TXL+

TXL+

Showcase of an energy-plus city

In 2009, twenty award-holders from Germany and China took part in a five-week course at number 13 Planckstraße in Hamburg to work out a scheme for the future use of the 460 ha site of Berlin’s Tegel Airport.

The objective was to develop practicable, future-oriented urban planning and building engineering concepts for an "energy-plus city" that goes beyond the "triple zero" concept in producing more energy over the year than it consumes. The "triple zero" concept refers to projects that on an annualized basis consume no energy, give off no emissions and produce no residues.

The objective was to develop practicable, future-oriented urban planning and building engineering concepts for an "energy-plus city" that goes beyond the "triple zero" concept in producing more energy over the year than it consumes. The "triple zero" concept refers to projects that on an annualized basis consume no energy, give off no emissions and produce no residues.

Twenty selected candidates from the fields of architecture, landscape planning and building services were invited to take part, plus candidates who had had focused experience specifically in energy-efficient planning in the course of their studies, work or teaching.
Contributions from distinguished international visiting speakers (Visiting Professors) provided background information and reports of first-hand experience, to flesh out the subject matter. The Visiting Professors also took active part in assessing the results. Along with the visitors’ lectures, gmp partners and representatives of professional associations and industry also gave talks and reports of first-hand experience.

Preamble
The current controversy about sustainable construction has thrown up two opposing camps. For champions of the "active building" concept, total energy consumed is not the key issue. Instead, they focus on regenerative energy and minimizing consumption by technological means. Meantime, the "passive" approach starts primarily from the idea of minimizing the absolute energy requirement.

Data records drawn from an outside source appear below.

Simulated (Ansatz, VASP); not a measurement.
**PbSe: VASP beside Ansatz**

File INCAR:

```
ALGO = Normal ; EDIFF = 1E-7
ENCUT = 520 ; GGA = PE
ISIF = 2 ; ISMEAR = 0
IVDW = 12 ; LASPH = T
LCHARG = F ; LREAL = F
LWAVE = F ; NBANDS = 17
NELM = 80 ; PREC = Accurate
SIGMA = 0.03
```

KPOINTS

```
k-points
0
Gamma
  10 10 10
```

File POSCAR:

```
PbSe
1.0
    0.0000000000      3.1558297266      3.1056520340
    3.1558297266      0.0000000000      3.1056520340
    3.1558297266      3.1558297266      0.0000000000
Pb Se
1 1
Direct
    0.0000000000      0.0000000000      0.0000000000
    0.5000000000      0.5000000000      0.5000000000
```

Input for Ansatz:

Although both approaches have their pluses, the aac aims to work out a position that is as non-ideological as possible. The aac adopts a dialogue approach in an endeavor to find a solution in town-planning and architectural terms rather than purely through technology, i.e. the answer needs to be derived from the location, the function and the social/economic context. This approach draws on the successful model of the European city, but reinterprets it and expands it as a blueprint for sustainable urban development.

The resulting strategy allows for both active and passive models. The criterion for the aac is not the search for a universal solution but identifying diverse architectural approaches that serve the common aim of sustainable urban development.

Background and objective
With the opening of the redeveloped Schoenefeld airport as Berlin Brandenburg International (BBI) in 2011, Berlin’s Tegel airport will be closed. To make the best possible use of the Tegel site and its valuable architectural assets for the future, we have an opportunity to develop a comprehensive strategy as an integral solution for the entire area.

In the light of our current knowledge about climate research and the high proportion of global energy consumption attributable to buildings, at the end of 2008 Meinhard von Gerkan proposed building a city of the future on the former airport site, with construction and utilization following sustainable principles. The former terminal building is to act as a nucleus for this future city, being put to immediate use as a showroom for Germany’s environment industry and constituting long-term the planning center of an energyplus city.
TXL+: An energy-plus city
While mainly pragmatic and simple measures are proposed for the  exploitation of the existing site, with as rapid an implementation as possible, the aim of the energy-plus-city of Tegel is to act as a planning model for the future that conforms with the highest architectural, energy and social requirements. The general change of paradigm here is not however a matter of optimizing buildings technically. The new city must generate new forms of living through density and functional flexibility that are structurally conducive to the optimum utilization of energy. As a strip of land defined by the two existing runways, Tegel has a powerful symbolic aura and high recognition value. At the same time, the clearly defined boundaries of the site set markers for a strategy countering land-devouring urban sprawl by means of a compact, high-density urban structure with an excellent quality of life.

Urban density

Optimizing urban density is one of the basic features of TXL+ planning. Putting it into practice has the following benefits:
- reducing traffic
- optimizing the surface:volume ratio per inhabitant
- reducing sealing
- releasing large open spaces (crops, agriculture, returning to nature)
- better-knit social structures, creation of urban quality
- better economic utilization of public infrastructure
-concentration of public institutions

This involves not so much a specific ideal density value e.g. in terms of the floor-space index, as a spatial, social and functional density viewed principally in the context of ist architectural and atmospheric quality. This concept allows for structurally differentiated answers that produce a range of living environments that are nonetheless all high-quality.
Functionally open-ended building structures
A further strategy of sustainability is to create functionally open-ended structures instead of functionally predefined buildings. Long-term, the flexibility resulting from that is as beneficial for energy consumption as for the quality of life in the new city, producing:
•    an appreciable lengthening of the life of buildings, as little or no conversion / new-build work is needed for a change of function
•     a functional mix, creating urban quality in the process
•     the intermeshing of professional and private spheres, further reducing traffic

Triple zero
Along with sustainability of urban development, the buildings themselves need also to contribute to sustainable construction. To this end, a "triple-zero" strategy is pursued, constructing buildings that:
•    need no energy to operate on an annualized basis (zero energy)
•    give off no harmful emissions (zero emissions)
•    are completely recyclable (zero waste)
This strategy enables the whole range of current technical solutions to be exploited, while at the same time making clear that sustainable building is possible only on the basis of high-quality urban and architectural planning.